The United State Senate voted today on the Impeachment Trial of former president Donald Trump. Fifty-seven senators voted guilty when asked for their vote,. They voted to find Trump guilty by 15 votes. This was an historic rebuke. Fifty-seven percent of the elected Senators found Trump guilty. Keep in mind that the article of impeachment was a bi-partisan effort in the House of Representatives. This was the most bipartisan support for impeachment in history of the Senate.
Trump was only acquitted because the Senate requires 67 percent of Senators to vote guilty, which would have meant 10 more Republicans would have been needed to find him guilty. But those Republicans hid behind a false wall. A wall that was invisible. It is constitutional to impeachment a government official who is out-of-office. Donald Trump is a former government official. The Senate voted in the affirmative that the impeachment was constitutional. The trial could go forward. The Republicans hung their hat on this question, but they have risked their professional integrity by not voting on the evidence.

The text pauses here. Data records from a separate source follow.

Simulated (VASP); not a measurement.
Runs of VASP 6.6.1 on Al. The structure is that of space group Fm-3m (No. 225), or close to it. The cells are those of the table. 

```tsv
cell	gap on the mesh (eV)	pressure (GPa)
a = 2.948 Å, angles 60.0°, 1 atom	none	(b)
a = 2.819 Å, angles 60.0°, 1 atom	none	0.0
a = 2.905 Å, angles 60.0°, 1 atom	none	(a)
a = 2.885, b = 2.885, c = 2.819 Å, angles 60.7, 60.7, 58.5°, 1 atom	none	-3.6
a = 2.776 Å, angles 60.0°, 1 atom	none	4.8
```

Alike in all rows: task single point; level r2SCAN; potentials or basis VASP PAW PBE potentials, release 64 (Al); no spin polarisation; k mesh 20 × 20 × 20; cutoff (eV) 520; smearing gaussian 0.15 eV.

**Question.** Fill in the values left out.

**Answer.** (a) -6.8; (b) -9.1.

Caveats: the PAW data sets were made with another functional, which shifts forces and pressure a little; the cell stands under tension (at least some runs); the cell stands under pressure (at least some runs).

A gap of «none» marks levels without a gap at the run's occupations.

The evidence was overwhelming. The videos, test messages, time lines established by time-stamp videos, along with phone records was put together to form a solid case proving Trump’s guilt in inciting a riot on the United States Capitol.
Well, Kevin…
Just as Trump’s phone call to the President of Ukraine in 2019 led to his first impeachment, his phone calls to senators “while” the attack was going own shows that Trump’s state of mind was clear. Kevin McCarthy, leader of the Republican minority in the House, called Trump to beg the President to call off the mob, knowing the rioters were Trump’s supporters. Here’s what Trump said. “Well, Kevin, I guess these people are more upset about the election than you are.” The phone call was reduced to a shouting match. This, mind you, was just at the beginning of the assault on the nation’s Capitol.
This and other testimony by Republican representative and a Democratic senator proved that Trump had no intention of protecting any of the elected representatives of government. This was dereliction of duty which also meant that Trump supported the insurrection.
The 43 Republicans who voted to acquit Trump must wonder now what they did. Why did they vote to acquit when some had spoken publicly that Trump was responsible for the Capitol insurrection? Other’s were in shock when listening and watching the House Managers present their case. Harrowing video of the despicable assault on the Capitol. Yet, these Republican senators refused to cast their vote on the basis on the evidence presented in the trial. They made a partisan decision to vote no. They were fearful of being attacked by Donald Trump. Some of them, I think, will simply run.
Guilty by the Millions
McConnell is the head of the republican conference in the Senate. However, he shed any form of leadership based on the speech he made to explain away his vote for acquittal. If you listen to the first half of McConnell’s speech you have to scratch your head and wonder why this senator did not vote to find Trump guilty. He’s using a legal argument to claim that the Constitution does not say ex-officials can be impeached. However, he is the one interpreting the Second Amendment. There are many legal scholars who would disagree with McConnell. They would claim that an ex-president is subject to impeachment and trial. An ex-president can be found guilty.
So, McConnell gave his Republican conference partisan cowards an excuse to not convict. Not on the evidence. No, on McConnell’s interpretation. The problem here is that McConnell is not the Supreme Head of anything, but a senator in the senate minority.
Senators Ted Cruz (R-TX) and Josh Hawley (R-MO) voted to acquit. They led the insurrection in the Senate. They spoke in favor of Trump’s ‘big lie.’ The election was stolen.
They gave concurrent speeches which indirectly added fuel to those getting ready to follow Trump’s orders to attack halls of Congress. They each supported the rioters. In fact, Senator Hawley, on his way into his senate office on the morning of January 6, 2021 gave a thumbs up to the people gathering for the speeches by Trump and his sycophants. Later, those people would become part of the mob that attacked his office in the nation’s capitol.
Trump may not have been convicted by the 100-member U.S. Senate, but he will be found guilty by more than a hundred million Americans.